In 1940 a French soldier, Olivier Messian – was captured during the German invasion and marched to a prisoner of war camp. Over several days of enforced marching, he began composing, first in his head, and then later with a borrowed pencil. In the POW camp he found, miraculously, a piano, and so he completed his composition which was first performed in 1941 to an audience of prisoners and guards. Unexpectedly, Quartet for the End of Time, is a stunningly beautiful piece of music, celebratory, elegiac, joyous. Listening to it, I am forced to ask:
What do we do, as humans, when faced with our own destruction?

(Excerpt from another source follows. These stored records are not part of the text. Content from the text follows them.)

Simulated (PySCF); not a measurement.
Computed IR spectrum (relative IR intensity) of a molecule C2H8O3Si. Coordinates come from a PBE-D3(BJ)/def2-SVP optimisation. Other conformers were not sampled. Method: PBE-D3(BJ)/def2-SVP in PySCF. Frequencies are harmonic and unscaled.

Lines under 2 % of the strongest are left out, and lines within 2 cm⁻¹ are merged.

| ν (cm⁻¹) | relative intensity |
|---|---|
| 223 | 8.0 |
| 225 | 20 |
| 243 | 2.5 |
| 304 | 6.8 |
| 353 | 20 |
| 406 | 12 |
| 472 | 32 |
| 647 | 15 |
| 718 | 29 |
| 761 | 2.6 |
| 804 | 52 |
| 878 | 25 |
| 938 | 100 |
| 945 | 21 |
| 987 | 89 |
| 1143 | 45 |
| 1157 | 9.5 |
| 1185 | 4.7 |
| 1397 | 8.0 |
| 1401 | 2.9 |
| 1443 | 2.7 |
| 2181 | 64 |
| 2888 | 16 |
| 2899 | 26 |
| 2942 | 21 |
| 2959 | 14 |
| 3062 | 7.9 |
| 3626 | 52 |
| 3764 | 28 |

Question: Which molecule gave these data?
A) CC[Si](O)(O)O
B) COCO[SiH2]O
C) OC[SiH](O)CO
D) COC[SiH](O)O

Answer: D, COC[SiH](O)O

At our best, the answer to that is this: we make life, we make art. It is the most subversive, dangerous thing we can do. It is the most courageous, the most human. The desire to create is a perfect response to brutality. Messian’s desire changed not just his own story, but the story of everyone in that camp. Of course, what he wanted was freedom. But there was one place he could find it: in composition. For Messain, the creation of his work became a concrete, dominating desire.
Desire is the driving force of narrative. It is the driving force of art, and of life. Yet all desire will involve some wrestling, some obstacles. This is narrative structure 101: someone wants something, someone stands in their way.
I believe that the narrative structure of story is echoed in the structure of writing. In writing, we are often looking for certainty – if I do X, then the result will be Y. But it is not always that certain. Writing is not algebra. It is in the wrestling with uncertainty that we find truth. This is where we find life, where we find art.
We think of the protagonist of the story as ‘the one who leads the story’ or perhaps ‘the one at the centre of the action’. The star. The centre. In fact, the word protagonist is from the Ancient Greek and it literarily translates as: the first to struggle. In other words, the struggle is the point. The struggle is the thing that makes the character transform. Even Miley Cyrus knew that, back when she sang ‘The Climb’.
And here’s the thing: you are the protagonist of your story. You are the protagonist of your creation. So it is your drive and your desire that will make the work happen. But it’s the struggle in the writing, those moments of challenge and difficulty, that will transform you into the writer you can be.
To use a religious metaphor, in the long dark night of the soul, the moment when you are utterly lost – and if you are writing a novel, there will be one – is the moment of greatest transformation, greatest hope. Think of all those stories which hinge on the moment where all is lost, which turn out to be the moment of the protagonist finding their greatest strength. This moment is necessary not merely for the protagonist, but also for the creator. How much pressure is needed to create diamonds? How much grit for pearls?
The jewel is created through the pressure of your own conflict; through the grit of your own doubt, your own uncertainty.
We find our Quartet for the End of Time, our own compulsion to create, by listening not just to our desires, but by responding to our own doubts and weaknesses. In them, there is, paradoxically, great strength.
The process of writing – of getting lost, of wrestling with desire and weakness – mirrors the process of character transformation.
Do you see? You are being transformed, by art, as art is transforming the reader, the culture, and the characters you have breathed into life.
Today, embrace the struggle, embrace the failure, the mistakes, the difficulties. Celebrate them. Because this is where the transformation is.
Regardless of how the news cycle might feel – we are not at the end of time. But we are in a period when our courage and our decency is required. And it seems to me that one of the most violently hopeful, determinedly subversive, wildly radical things that we can do is to tell our stories. All you need is a pencil, a desire, and the courage to struggle.